Fun with TS832 Video Transmitters

Le Tue 06 October 2015

I finally got around to fitting my large(ish) Fox Glider with an FPV system comprised of a nice little camera from FoxtechFPV, a Dianmu OSD flight controller, and a 600mW FoxtechFPV TS832 Video transmitter. The attractive feature of the TS832 VTx is that they have a couple of buttons that allow you to quickly and easily change channels. If you are experiencing a bad signal on one frequency, it is easy just to switch across to another one with a clear signal. In that respect they are nice little units....but.

Upon landing after one of the short first flights with the new system I observed that the video transmitter was running quite hot. Certainly a lot hotter than I had experienced with the other video transmitters I have used. I had not realised quite how hot it had got until I had reason to take the transmitter off and found a neat melted hole in the plastic sheath around the device. It still works so I removed the sheath to try to get as much airflow around it as possible. I bought it a couple of years ago along with a receiver and two other TS832s. One of the TS832s failed very early and FoxtechFPV replaced it with a new one. I figured it was just that I had been unlucky and received a one-off dud. Now that I am finally putting the TS832 video transmitters into use I have been very disappointed to find just how crappy they are.

Know your enemy - the front face of the TS832 video transmitter
Know your enemy - the front face of the TS832 video transmitter

I have a friend who is developing some kit to go on one of his fixed wing planes. He had purchased a TS832 video transmitter and was having problems getting a signal from it. I set up my video receiving station and agreed that there was nothing there to receive. We pulled out the video transmitter and it had a cooked patch on it. Seeing as I had several of the same video transmitters ready to go, I grabbed one from home and we installed it. Based on my growing distrust of the TS832s I suspected this was going to be a sacrifice to the gods of smoke and mishap. I was not wrong. We had a good signal and got the plane into the air. After about half a minute of flying the signal suddenly stopped. When we looked at the video transmitter we found that it had failed spectacularly (as shown below). It was well and truly toasted, and had even had a go at charring the plywood mounting on the plane.
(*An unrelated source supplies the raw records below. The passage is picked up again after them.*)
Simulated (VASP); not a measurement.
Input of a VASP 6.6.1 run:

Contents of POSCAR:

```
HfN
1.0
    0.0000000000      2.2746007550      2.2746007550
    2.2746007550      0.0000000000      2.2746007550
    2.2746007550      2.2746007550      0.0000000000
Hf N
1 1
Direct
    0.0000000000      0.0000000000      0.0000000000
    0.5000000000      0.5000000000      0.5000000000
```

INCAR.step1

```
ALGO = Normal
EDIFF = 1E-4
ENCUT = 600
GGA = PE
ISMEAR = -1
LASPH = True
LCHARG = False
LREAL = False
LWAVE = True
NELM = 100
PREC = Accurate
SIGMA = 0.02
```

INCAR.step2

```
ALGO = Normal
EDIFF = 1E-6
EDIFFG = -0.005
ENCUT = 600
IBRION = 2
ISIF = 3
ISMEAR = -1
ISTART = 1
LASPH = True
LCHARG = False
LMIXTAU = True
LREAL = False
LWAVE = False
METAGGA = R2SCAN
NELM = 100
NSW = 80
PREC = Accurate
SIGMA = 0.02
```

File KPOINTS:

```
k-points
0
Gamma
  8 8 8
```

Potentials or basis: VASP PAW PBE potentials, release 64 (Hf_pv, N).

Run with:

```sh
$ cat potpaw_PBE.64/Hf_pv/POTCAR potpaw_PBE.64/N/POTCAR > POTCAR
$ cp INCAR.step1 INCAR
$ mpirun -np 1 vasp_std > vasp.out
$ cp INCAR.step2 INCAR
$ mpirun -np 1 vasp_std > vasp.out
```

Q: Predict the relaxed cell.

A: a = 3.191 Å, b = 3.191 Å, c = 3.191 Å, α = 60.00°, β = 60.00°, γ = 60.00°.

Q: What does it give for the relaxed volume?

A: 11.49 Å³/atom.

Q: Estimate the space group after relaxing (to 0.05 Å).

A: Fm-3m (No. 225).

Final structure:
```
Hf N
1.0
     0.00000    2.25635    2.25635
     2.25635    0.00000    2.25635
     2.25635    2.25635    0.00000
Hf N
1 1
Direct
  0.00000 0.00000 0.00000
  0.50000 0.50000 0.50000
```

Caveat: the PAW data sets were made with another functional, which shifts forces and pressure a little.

Toasted burnedout stuffed TS832 video transmitter

So my advice on the TS832 video transmitters in all their guises and different brands is avoid them like the plague. They are rubbish. There is a diode (or something resembling a diode) that is inadequately sized for the voltages and currents it carries. Two out of three transmitters that are completely fried and one that could go at any moment is a pretty poor record. All of them were operated with good airflow around them and good aerials. It is possible the only reason the one from the Fox glider has not failed is because it was not suppling electricity to the camera. There are plenty of reviews on the web that suggest these things are pretty crappy and badly under-perform, it's just a shame there were none of these reviews around at the time I bought mine.

Because I don't trust my remaining TS832, I have replaced it with a 600mW ImmersionRC video transmitter. I have used one of the ImmersionRC units on another of my planes for quite a few years and not had any problems with it.